GW is a state-of-the-art method to compute energy levels of electrons in molecules. Numerical parameters need to be carefully chosen to achieve numerical convergence of GW results. The GW100 test is the state-of-the-art test suite for testing the numerical accuracy of GW. The GW100 test suite contains reference GW results for 100 molecules. Extremely tight numerical parameters are needed for 5 of the 100 molecules (BN, ozone, BeO, MgO, CuCN). Many GW algorithms cannot handle these five difficult molecules and give wrong results.

In GW100, the five molecules have been dealt with the PBE exchange-correlation functional. PBE is the most used functional for solids, but PBE comes with shortcomings for molecules. Moreover, the five molecules have been treated with paired electrons in GW100, i.e. every molecular orbital is occupied by a spin up and a spin down electron. The five molecules (O3, BN, BeO, MgO, CuCN) are unstable under ambient conditions which indicates unpaired electrons in these molecules.

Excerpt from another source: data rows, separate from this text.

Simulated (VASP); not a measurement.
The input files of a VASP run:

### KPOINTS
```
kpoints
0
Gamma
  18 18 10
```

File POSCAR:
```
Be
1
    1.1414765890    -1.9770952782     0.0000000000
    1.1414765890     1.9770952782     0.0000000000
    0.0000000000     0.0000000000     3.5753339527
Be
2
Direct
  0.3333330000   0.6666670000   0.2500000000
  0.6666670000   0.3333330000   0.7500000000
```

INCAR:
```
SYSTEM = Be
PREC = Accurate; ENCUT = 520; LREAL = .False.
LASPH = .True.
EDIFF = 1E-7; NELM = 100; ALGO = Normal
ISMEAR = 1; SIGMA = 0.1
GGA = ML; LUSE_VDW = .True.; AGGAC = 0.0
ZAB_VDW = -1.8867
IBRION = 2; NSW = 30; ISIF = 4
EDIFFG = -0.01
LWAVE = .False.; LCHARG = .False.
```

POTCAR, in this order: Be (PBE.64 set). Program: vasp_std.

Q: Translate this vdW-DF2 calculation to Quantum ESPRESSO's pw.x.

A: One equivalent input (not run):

In this computational project, the GW single-electron levels and the energy gap will be calculated for the five molecules BN, ozone, BeO, MgO, CuCN considering unpaired electrons and different exchange-correlation functionals. In practice, electronic structure codes will be employed that already implement the computational GW methodology for treating molecules with other functionals and with unpaired electrons.  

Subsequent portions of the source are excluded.